The Monster Hunter games aren’t exactly a series I have a huge amount of experience with, but they are huge business over in Japan. It’s a series that attracts players in the millions with its addictive upgrades, huge monsters and quirky worlds. That said, it’s a bit of a marmite game, with the endless grind and upgrade cycle not really appealing to certain western gamer demographics. Regardless of your disposition towards the series, Monster Hunter 3 Ultimate is the best incarnation of the series we’ve had yet, and the Wii U specific upgrades (mostly) improve the experience.
The single player portion of the game sees you questing to save a small fishing village from its monster assailants. It’s an odd experience, mixing the thrill of constant customisation, upgrades and awesome monster hunts with the relatively calmer experience of the resource collection required to continually forge and upgrade your gear. What’s strange is how addictive the whole thing is as, whilst the world and its inhabitants are a pleasure to co-exist with, there isn’t much in the way of a story to keep you enthralled. Instead the game relies entirely on its customisation, upgrade paths and sense of exploration to keep you going. The surprising thing is that it actually does keep you playing.
The other ace up Monster Hunter’s sleeve is the big monster hunts. There’s a reason the game is named after them, as these fights are often something else. Later challenges last up to fifty minutes and become epic battles of patience and wit as you chase hunts across vast landscapes. This kind of gameplay suits the real time combat and, though the swordplay itself is fairly standard, the huge wealth of items and gear types keeps things fresh. Twelve main weapon types will be the mainstay of your arsenal and, even though each weapon set has hundreds of variants on the same formula, the twelve types totally change the dynamic of the combat as you sample each one. From the standard swords and bows to the more crazy switch axes and hulking gun lances, each weapon has its own distinctive place in the mix.

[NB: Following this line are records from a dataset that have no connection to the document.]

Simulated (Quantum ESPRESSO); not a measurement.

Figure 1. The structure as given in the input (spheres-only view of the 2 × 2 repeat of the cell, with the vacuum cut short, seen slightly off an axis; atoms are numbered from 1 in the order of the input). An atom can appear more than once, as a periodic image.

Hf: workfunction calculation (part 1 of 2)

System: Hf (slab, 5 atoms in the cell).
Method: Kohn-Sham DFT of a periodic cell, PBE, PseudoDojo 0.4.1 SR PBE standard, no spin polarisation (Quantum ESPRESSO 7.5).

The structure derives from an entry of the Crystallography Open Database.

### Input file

That said, it isn’t all quite smooth sailing with the base gameplay. You can tell this used to be a Wii title, as the controls can often feel a bit clunky. Something about them pulls away from the conventions of the genre, and not always in a good way. Having the sheathe weapon and item commands on the same button often had me overusing potions at inappropriate points and, as some buttons go entirely unused, this felt a bit backwards.
Still, the Wii U changes are notable and a big step forward. The Gamepad touch screen can be entirely customised with panels containing all sorts of information and ability shortcuts. It streamlines the menus endlessly and the position of the interface can also be set, perfect for if you find it easier to shift all the panels closer to your dormant right hand. That said, wielding the weighty Gamepad isn’t always ideal, so it’s commendable that Capcom have included support for the original Wii Classic Controller and the Wii U specific Pro variant.
Just as the controls are a mix of the archaic Wii game and the fantastic Wii U updates, so does the online portion of the game straddle the fence between progression and ineffective lobby systems. The setup is frustratingly similar to the Wii version of the title, with endless lobbies you have to manually choose and, should the connection somehow fail, you’re booted right back to the beginning of the online setup process. It’s not the end of the world having no quick match function, but getting booted back a few screens for a lost connection feels gratuitous, and is a major waste of time.
Once you get in a game though, it’s clean sailing. The online connections are mostly secure and lag-free, and the ability to use the Wii U Gamepad microphone for chat makes teamwork much easier than with the gesture and text chat systems. The game was clearly meant to be played online, with the massive monster hunts attaining an even greater sense of scale with three fellow adventurers in tow. You can also play locally with three friends playing the game on 3DS systems. You can imagine that this is the way the game was meant to be played, though we weren’t able to test local multiplayer during our time with Monster Hunter Ultimate 3.
What with the Wii U being Nintendo’s first foray into the world of HD resolutions, you’d assume a Wii U port of Monster Hunter Tri would capitalise on this and deliver beautiful HD graphics. It isn’t what you’d expect though as, whilst the monsters look more polished than ever, the rest of the game isn’t quite as tuned up. The textures appear bland and grainy at a higher resolution, and the NPC models have seen no touch up whatsoever. It’s a shame the touch ups are so minimal, but that’s not to say the presentation is entirely disappointing. The music and sound effects are still emphatic and uplifting, and the visual upgrades to the larger monsters further improves the big hunts.
As would be expected of the series, lifespan is definitely not an issue. The sheer amount of content is baffling, and trying to forge and upgrade all the equipment will throw the hour count up enormously. It would be even better if you could go free exploring for resources online, as the grind becomes an inevitable chore after the first ten or twenty hours, but sadly the network mode is largely reserved for specific quests. Regardless, Monster Hunter 3 Ultimate is easily worth the price, and it gets even better if you can convince some 3DS owning comrades to join up with you.
Overall, despite featuring a mixed bag of upgrades and improvements, Monster Hunter 3 Ultimate does what it says on the tin. It’s the ultimate edition of, what is arguably, the best game in the Monster Hunter series, and it’s a must for any fan of the franchise as a result. The Wii U version’s online stability, Gamepad controls and new hunts make it a joy for series fans, though the graphical let downs and lack of obvious changes may not make it a sensible upgrade for those who already rinsed Monster Hunter Tri back in 2010.
This game was reviewed on the Wii U.